Lawsuits were filed against the rule in federal courts in South Carolina and the District of Columbia. The lawsuits argued that the National Labor Relations Act did not authorize the National Labor Relations Board to require a poster and that the regulation compelled employers to present a pro-union message on their property and was therefore unconstitutional, like the New Hampshire law that had required “Live Free or Die” to be on every license plate. During the litigation, the NLRB repeatedly postponed implementing the rule.

The courts split on whether the NLRB exceeded its authority. The South Carolina district court said there are many federal statutes that call for the posting of notices, and the National Labor Relations Act is not one of them. Nonetheless, the D.C. district court held that the rule was somewhere within the NLRB’s rulemaking powers. Regarding the constitutional issue, the D.C. district court said the rule does not compel employers to say anything. The notice is the government’s speech, the government’s message.

Both cases are on appeal. The D.C. district court enjoined enforcement of the rule during the appeals.

The U.S. Department of Labor Unions proposed the regulation that would restrain free speech. That regulation would constrict an exemption from a reporting requirement under the Labor-Management Reporting and Disclosure Act of 1959. The Act requires employers to report in detail any agreements with or payments to a consultant who undertakes activities to persuade employees on whether or not to organize and bargain collectively. The Act has an exemption providing that reports are not required on account of advice to an employer. For years the Labor Department had interpreted the exemption to cover activities that involved both advice to the employer and persuasion of employees. In June 2011 the Department proposed a regulation, known as “the persuader rule,” changing its interpretation of the exemption so that it covers only services related exclusively to advice. If any part of the service is to persuade employees, directly or indirectly, then the exemption is lost.

The Department received hostile comments on the proposal not only from the Chamber of Commerce, as you might expect, but also from the American Bar Association. The Chamber and the Bar Association said the persuader rule’s new subjective test made the advice exemption meaningless. The Bar Association said that the persuader rule would thwart the will of Congress, conflict with the ABA Model Rule on confidentiality, and undermine both the confidential lawyer-client relationship and employers’ right to counsel.

Faced with that opposition, the Labor Department has taken no further action on the persuader rule. The Department may be waiting until after the election. The rule could be part of the unknown, unspoken agenda for a second term.

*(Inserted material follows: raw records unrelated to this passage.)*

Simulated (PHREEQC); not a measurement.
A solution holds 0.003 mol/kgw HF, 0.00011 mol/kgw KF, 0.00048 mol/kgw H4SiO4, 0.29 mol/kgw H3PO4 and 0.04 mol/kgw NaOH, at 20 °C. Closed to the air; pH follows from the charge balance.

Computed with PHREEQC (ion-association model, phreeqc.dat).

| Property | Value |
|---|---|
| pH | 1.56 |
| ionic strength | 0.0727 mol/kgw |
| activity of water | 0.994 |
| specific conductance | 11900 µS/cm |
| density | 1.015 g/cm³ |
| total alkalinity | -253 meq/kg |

If the persuader rule ever is adopted, it too should be challenged on constitutional grounds. The Supreme Court has not yet directly addressed whether attorney advice is protected speech and, if so, what level of scrutiny should be given to regulation of it. Renee Knake argues in a recent law review article that attorney advice is protected speech and restraints on attorney advice should be given strict scrutiny. That is, they are unconstitutional unless they are necessary to further a compelling governmental interest and are narrowly tailored to do so using the least restrictive means.

These two latent regulations of the NLRB and the Department of Labor are not “regulations on Wall Street,” as Obama likes to refer to all of his regulations. Wall Street firms, not being labor intensive, would be among the enterprises least burdened by these rules.

The rules are far from the administration’s worst insult to the First Amendment (that prize goes to the suppression of the free exercise of religion by the Department of Health and Human Services), but they are part of a pattern of not allowing the First Amendment, the Recess Clause, the Presentment Clause, the Commerce Clause, or anything else get in the way of the task of suppressing the economy.

With mischief like these regulations in mind, Mitt Romney said at the second debate, “I talk to small business across the country. They say, ‘We feel like we’re under attack from our own government.’” Denying that Obama is hostile to business, Democrats insist that his infamous taunt “You didn’t build that” has to be taken in context. I agree. The context is his presidency.